Fairfax's Daniel Flitton today identifies four important areas of foreign policy difference between Labor and the Coalition: the East Timor boundary dispute, nuclear abolition, freedom-of-navigation exercises in the South China Sea, and Israel-Palestine.
I wonder if we saw a fifth factor open up yesterday with Opposition Leader Bill Shorten's criticisms of Donald Trump: 'I have to say that if I was in America I'd be voting for Hillary Clinton...Whoever America elects we'll deal with, but there is no doubt in my mind that Trump would be very difficult, I think, to deal with.'
Foreign Minister Julie Bishop responded in what struck me as rather unwise terms, by putting herself in the position of seeming to defend Trump: 'Mr Shorten should explain the precise areas of difficulty that he believes would arise from a Trump presidency.'
I suppose Shorten could start with Trump's comments on Japanese nuclear weapons. But really, the point is not so much policy as it is character, temperament and basic suitability for high office. Australians have made it clear through Lowy Institute polling that they share these doubts about Trump, with 45% saying 'Australia should distance itself from the United States if it elects a president like Donald Trump', so Shorten is on pretty solid ground (unlike John Howard, who was pulling against the prevailing mood when he criticised then-Senator Obama in 2007).
The US-Australia alliance has always been more than a practical arrangement for common security; it is also based on deep cultural affinities and historical ties. But as I've argued previously, in Australia in recent years it seems to have evolved (or perhaps calcified) into an ideology, a political totem before which anyone with pretensions to being politically mainstream must genuflect.

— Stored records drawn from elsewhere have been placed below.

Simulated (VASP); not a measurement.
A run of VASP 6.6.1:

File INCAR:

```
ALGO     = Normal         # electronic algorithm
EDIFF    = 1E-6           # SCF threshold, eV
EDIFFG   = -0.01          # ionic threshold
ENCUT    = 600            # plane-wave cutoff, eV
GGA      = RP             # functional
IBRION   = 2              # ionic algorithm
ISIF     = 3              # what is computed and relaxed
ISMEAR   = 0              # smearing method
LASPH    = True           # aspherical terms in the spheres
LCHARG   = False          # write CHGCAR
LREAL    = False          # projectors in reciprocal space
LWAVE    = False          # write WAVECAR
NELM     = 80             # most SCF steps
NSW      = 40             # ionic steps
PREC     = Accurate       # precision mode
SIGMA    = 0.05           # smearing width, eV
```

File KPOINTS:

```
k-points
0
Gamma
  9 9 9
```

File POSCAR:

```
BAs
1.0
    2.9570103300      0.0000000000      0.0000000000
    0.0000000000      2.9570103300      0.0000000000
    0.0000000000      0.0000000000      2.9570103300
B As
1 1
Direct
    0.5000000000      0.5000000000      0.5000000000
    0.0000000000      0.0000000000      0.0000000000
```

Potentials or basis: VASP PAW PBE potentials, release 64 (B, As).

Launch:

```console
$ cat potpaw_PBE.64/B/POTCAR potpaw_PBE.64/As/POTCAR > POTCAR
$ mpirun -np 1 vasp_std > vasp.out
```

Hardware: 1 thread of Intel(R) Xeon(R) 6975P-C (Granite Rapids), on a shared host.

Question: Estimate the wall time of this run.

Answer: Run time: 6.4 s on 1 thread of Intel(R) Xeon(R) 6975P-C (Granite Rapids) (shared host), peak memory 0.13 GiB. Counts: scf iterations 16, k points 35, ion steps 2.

Yesterday we hosted Greens leader Richard Di Natale, who made made some stinging criticisms of the alliance. I have a number of reservations about the Greens' foreign policy ideas (I mentioned one in my question to Di Natale yesterday; listen from listen from 37:23), but the unhinged reaction to Di Natale's remarks from sections of the media, and Bishop's response to Bill Shorten's comments, reinforce the point about the totemic status of the alliance.
If there is a silver lining to the Trump phenomenon for Australia, it may be that this ideology will be subjected to some overdue scrutiny.